Performing a website audit to identify tag issues and understand overall data quality is a crucial element of proper data governance.
But how big should a website audit be? Should you audit everything?
If “yes” is your answer of choice, then you’re likely thinking of data governance as a form of omniscient data surveillance—you want to be able to see everything and fix everything as it occurs.
Unfortunately this isn’t realistic, as there are significant challenges with auditing every single page on a website all the time (even with automation). The main challenges are:
- Comprehensive audits take a lot of time to execute, process and analyze.
- Websites change frequently, so the data from a site-wide audit becomes obsolete relatively quickly.
- Once you pass a certain threshold of pages audited, you’re mostly just going to see more of the same tag behavior (especially for template-based websites).
Not to mention we humans—the end consumers of data—are not wired to ingest vast amounts of data, structured or unstructured.
Think about it this: even just one vendor with one account may have 50 variables. On a 100,000-page site, that would bring in 5M data points.
It’s just so much data, you’re not doing yourself any favors by auditing everything.
So what’s the answer? How do you identify serious issues in a timely manner without checking everything?
The answer is sample audits.
The Sample Website Audit
Performing a sample audit means validating a portion of each section of a website with comparable tagging profiles (i.e. product pages, blog pages, etc.). A sample audit gives you a pulse on what’s going on in each section of your site. The size of a sample audit will depend on the size of the corresponding section being audited.
You might be a bit leery about the idea of not auditing everything, because what if you miss something? Site-wide website audits do play a role in tag governance, but they should be an infrequent occurrence—they’re just too bulky and inefficient.
Sample audits are highly effective methods for quickly identifying systemic issues on sections of your site, keeping your data governance agile and efficient.
Sample Audit Best Practices
One of the principal challenges with smaller, section-specific audits is sampling error. Just as with sampling a human population when performing a survey, you want to make sure your test group in your sample audit accurately represents the whole (without over-auditing). You can avoid sampling error and “missing an issue” by:
- Starting with the “why”
- Optimizing your audit size
- Randomizing your audit pool
Start with the “why”
The urge to audit everything comes from a false belief that when you collect Big Data, answers to your problems just seem to manifest themselves. As any analyst will tell you, the real value comes in segmenting down the data into more consumable pieces for more targeted analysis. Such it is with website audits.
When creating a website audit, you should have specific questions or business requirements in mind. These questions will usually be section-specific, corresponding to the scope of your audit.
A basic example would be to validate whether or not a campaign variable is being set on all of your landing pages. This is a very simple question, with a relatively narrow scope, and will easily help you align your auditing priorities.
The optimal audit size
The goal of a sample audit is to audit enough but not too much. There’s a sweet spot for pinning down the best audit size to avoid sampling error, and the size will vary from audit to audit.

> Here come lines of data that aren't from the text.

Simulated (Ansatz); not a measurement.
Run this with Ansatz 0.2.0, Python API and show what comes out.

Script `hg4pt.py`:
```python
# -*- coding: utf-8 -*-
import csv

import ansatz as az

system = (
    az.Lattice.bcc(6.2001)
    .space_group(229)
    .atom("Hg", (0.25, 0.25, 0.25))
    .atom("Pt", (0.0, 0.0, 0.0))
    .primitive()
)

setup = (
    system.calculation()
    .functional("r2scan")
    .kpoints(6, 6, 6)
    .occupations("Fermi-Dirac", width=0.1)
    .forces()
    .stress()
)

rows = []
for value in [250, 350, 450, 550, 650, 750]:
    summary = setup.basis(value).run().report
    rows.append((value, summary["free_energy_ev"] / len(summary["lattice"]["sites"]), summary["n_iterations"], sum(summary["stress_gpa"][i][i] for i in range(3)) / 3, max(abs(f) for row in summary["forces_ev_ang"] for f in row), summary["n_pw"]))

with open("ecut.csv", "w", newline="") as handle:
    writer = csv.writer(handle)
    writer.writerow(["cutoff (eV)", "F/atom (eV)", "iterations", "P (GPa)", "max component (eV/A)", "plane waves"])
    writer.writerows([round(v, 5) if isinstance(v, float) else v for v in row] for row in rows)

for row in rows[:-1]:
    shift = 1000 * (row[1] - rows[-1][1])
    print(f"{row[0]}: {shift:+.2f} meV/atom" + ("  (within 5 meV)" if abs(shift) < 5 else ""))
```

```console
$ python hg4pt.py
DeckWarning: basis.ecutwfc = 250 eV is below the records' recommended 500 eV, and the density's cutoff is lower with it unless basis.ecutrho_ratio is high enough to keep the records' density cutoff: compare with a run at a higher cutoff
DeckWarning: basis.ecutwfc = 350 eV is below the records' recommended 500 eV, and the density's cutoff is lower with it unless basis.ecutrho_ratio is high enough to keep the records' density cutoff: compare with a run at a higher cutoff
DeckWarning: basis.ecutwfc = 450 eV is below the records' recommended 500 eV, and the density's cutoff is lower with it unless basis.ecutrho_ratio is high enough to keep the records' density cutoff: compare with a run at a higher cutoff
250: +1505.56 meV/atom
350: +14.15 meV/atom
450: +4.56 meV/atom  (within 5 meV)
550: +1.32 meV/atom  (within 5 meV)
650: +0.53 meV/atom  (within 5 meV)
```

The recommended upper bound of a sample audit is 10,000 pages. You should rarely exceed the 10,000-page audit ceiling, even if a section of your website has 100,000+ pages, as you’ll just get more of the same and drown yourself in data.
A good rule of thumb is to start off with a 500-page sample audit (with a specific question in mind). If your 500-page audit comes back completely clean, then you can bump up your audit in 500-page increments until you have answered your question or feel satisfied with your data quality.
Note: You can also take a more statistical approach to determining audit size by using a sample size calculation formula.
Randomizing your audit pool
This principle is simple: when performing sample audits, don’t audit the same pages every time. Doing so could cause you to miss fatal issues on other pages. Audit different pages each time.
If you’re using an automated solution to validate your site, you can use the starting URL and include/exclude filters to limit where the audit goes, giving you a fairly randomized pool to test.
The Power of the Sample Audit
Sample audits make tag validation agile, targeted, timely, actionable and relevant. With a wide portfolio of rules-governed audits, you’ll be able to stay abreast in your data governance efforts, without overexerting your resources on bulky site-wide audits.